Need To Know

Legislation to boost the tax rate on carried interest is going back before Congress. In addition to the plans laid out in President Barack Obama’s budget for fiscal 2010, Rep. Sander Levin, a Democrat from Michigan, has reintroduced his own proposal, which first made an appearance in the House of Representatives in 2007 but never made it into law.

The bill this time around is very similar to its previous incarnation, moving to treat carried interest as ordinary income, rather than capital gains, a designation that would lift the tax rate to 35 percent or more. Levin sees the issue in stark terms, boiling it all down to “a basic issue of fairness,” according to a statement announcing the bill’s reintroduction, and he was clear about his expectations for the bill’s impact on the appetite for investing with buyout shops, venture capital firms, hedge funds and other affected entities.

“Anyone who actually invests money in these funds will continue to receive capital gains treatment, including the managers,” he said, concluding: “There is no reason to expect the amount of capital available for these kinds of investments will be reduced.”

Of course, that’s a matter that’s still up for debate. Of more pressing concern are some of the differences in the latest bill, which New York-based law firm Paul, Weiss, Rifkind, Wharton & Garrison LLP said “goes further than the prior proposals in some important respects” in a memo to clients.
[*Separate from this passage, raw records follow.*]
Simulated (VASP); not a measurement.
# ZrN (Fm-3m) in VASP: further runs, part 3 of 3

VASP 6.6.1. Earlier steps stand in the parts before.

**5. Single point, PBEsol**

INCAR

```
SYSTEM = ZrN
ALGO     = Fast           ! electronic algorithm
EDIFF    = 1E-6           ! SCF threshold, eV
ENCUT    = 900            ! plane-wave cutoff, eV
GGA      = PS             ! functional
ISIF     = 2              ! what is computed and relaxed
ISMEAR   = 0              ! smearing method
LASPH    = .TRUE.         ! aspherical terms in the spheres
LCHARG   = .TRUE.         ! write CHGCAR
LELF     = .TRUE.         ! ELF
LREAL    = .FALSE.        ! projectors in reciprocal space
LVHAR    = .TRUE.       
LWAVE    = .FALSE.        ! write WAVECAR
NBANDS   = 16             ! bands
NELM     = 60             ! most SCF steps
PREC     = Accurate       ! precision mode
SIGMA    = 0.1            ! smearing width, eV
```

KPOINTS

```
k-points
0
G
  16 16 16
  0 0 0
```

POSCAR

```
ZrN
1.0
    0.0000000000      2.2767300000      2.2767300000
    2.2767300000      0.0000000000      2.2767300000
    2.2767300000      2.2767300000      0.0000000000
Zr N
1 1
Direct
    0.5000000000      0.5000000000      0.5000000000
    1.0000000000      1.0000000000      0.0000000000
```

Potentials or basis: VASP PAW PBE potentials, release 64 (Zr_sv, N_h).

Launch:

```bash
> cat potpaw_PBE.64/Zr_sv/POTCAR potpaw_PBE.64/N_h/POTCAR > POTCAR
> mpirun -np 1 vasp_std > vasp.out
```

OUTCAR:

For example, the current draft proposal lays the groundwork for publicly-traded partnerships, such as The Blackstone Group, Fortress Investment Group, and others, to be taxed as corporations, according to the memo, a development that would bulk up their tax burden, although Paul, Weiss noted there is a transition condition in place that would exempt partnerships in existence upon the law’s enactment from application of the rule for 10 years. The bill also includes a provision that appears to shut down a PFIC (passive foreign investment company) structure that Paul, Weiss said was previously discussed as an end-around a higher rate in the wake of the first bill.

Richard Bronstein, a partner with Paul, Weiss, told Buyouts the current bill not only plugs these kind of gaps, it also provides the Treasury Department with a “very broad grant” to react to changes in structure that buyout shops might make to combat the impact of the legislation.

The provision in question allows the Treasury Secretary to modify regulations in order to “prevent avoidance” of the purposes of the bill. So be warned, buyout pros, if this bill finds its way into law, a clever new legal structure isn’t likely to hold the tax man at bay.